Today we speak with Ian Golding, Global Customer Experience Specialist and Ambassador of the Customer Experience Professionals Association. Certified CX leader, international speaker, columnist and writer Ian has over 20 years as a CX professional, teaching the Certified Customer Experience Professional (CCXP) and author of the book: Customer What?, The Honest and Practical Guide to Customer Experience.
We start by assessing the current context of the retail sector. Will the offline retail disappear?
In my opinion, absolutely NOT!! There will always be a place for the physical retail experience. In certain circumstances and situations, the offline shopping experience is both preferable and necessary. However, the retail landscape in 2020 is very different – no longer can a retailer just ‘build a shop’ and ‘people will come’ – 20 years ago, customers had no choice – today, as online retail continues to grow, the need for the volume of offline retail outlets is considerably less.
What are its defects and virtues in front of the online retail?
Online retail has enabled consumers to do what they want, when they want to. It has enabled consumers to access to billions of products in a way that they could only have dreamt of before the advent of the web. Online retail has actually made the world feel like a very small place!! However, there are limitations of the online model – no bigger than the fact that whilst the web enables us to SEE everything we could possibly need and want, it is not able to allow us to FEEL, TOUCH and SMELL the products that we are interested in buying. As a result, many consumers end up disappointed by the products they receive. The knock on effect is that the cost of serving the customer can increase. For most online retailers, the biggest ‘supplier’ is RETURNS – the products purchased by customers but returned for a multitude of reasons!

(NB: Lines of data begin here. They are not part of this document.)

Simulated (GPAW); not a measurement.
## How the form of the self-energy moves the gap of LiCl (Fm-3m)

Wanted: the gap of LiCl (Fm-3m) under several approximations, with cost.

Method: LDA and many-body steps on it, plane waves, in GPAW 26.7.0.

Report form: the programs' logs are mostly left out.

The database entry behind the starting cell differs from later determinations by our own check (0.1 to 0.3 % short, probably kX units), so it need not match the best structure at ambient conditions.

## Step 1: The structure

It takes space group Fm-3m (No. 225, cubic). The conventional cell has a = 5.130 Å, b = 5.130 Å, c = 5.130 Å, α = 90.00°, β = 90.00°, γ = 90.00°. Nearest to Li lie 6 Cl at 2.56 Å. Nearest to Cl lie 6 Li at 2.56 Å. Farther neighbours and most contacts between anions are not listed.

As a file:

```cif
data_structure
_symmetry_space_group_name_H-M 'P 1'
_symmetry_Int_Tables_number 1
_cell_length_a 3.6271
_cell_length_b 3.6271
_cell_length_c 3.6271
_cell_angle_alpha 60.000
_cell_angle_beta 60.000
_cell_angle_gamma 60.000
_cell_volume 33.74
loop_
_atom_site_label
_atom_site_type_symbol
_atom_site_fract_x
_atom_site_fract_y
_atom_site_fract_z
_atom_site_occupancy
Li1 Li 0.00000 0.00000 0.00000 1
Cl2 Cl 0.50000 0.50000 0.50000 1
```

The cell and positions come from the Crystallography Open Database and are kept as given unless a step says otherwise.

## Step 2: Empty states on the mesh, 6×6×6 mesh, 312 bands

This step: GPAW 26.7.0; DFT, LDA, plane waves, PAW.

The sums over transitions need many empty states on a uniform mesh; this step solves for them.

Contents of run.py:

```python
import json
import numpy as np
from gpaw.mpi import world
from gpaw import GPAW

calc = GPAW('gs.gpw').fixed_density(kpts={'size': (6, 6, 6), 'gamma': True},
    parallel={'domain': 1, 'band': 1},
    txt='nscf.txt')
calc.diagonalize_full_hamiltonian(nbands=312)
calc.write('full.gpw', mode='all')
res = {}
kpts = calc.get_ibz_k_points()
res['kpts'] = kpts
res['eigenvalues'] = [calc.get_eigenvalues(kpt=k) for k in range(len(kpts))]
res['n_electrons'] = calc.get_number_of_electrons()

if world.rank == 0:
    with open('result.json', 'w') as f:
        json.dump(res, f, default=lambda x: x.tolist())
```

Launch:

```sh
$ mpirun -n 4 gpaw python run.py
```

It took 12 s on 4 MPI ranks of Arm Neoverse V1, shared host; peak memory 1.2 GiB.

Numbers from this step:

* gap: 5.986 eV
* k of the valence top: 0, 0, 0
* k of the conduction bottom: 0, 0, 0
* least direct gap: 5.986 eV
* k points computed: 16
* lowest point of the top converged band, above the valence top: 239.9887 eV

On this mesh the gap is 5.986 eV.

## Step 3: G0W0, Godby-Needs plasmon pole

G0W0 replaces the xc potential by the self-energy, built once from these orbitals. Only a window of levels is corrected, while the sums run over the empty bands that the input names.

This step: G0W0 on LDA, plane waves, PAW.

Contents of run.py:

The web it is not able to allow us to FEEL, TOUCH and SMELL
What is the biggest problem or weakness that the offline retail has to face?
The biggest problem is the changing nature and purpose of the locations their stores are based in. Many shopping malls or ‘high streets’ are having to come to terms with the fact that a shopping mall, can no longer just be about ‘shopping’. As more retailers fail and stores lie empty, turning a shopping destination into an experience destination is becoming ever more important. Retail outlets, restaurants, entertainment venues and residential properties need to come together in ‘harmony’ to see the traditional retail centres survive in the future.
In the current context, what role does technology play in retail?
Three words – choice, flexibility and speed. Technology has made retail increasingly accessible to consumers all around the world – 24 hours a day, 365 days a year.
A customer is most likely to remember the way a company’s employees made them FEEL
Highlights a current technology or innovation that you believe is setting a trend.
Artificial Intelligence – retailers like IKEA now use artificial intelligence to enable their products to be used in a digital catalogue. This allows customers to ‘see’ what products would look like in their homes before committing to buying them.
What does it take for a store to work? Is there a magic recipe?
There is never a magic recipe for anything. Location, product range and price, have and always will be critical. However, retailers must always never forget just how significant their employees are. The thing that a customer is most likely to remember about their experience is the way a company’s employees made them FEEL.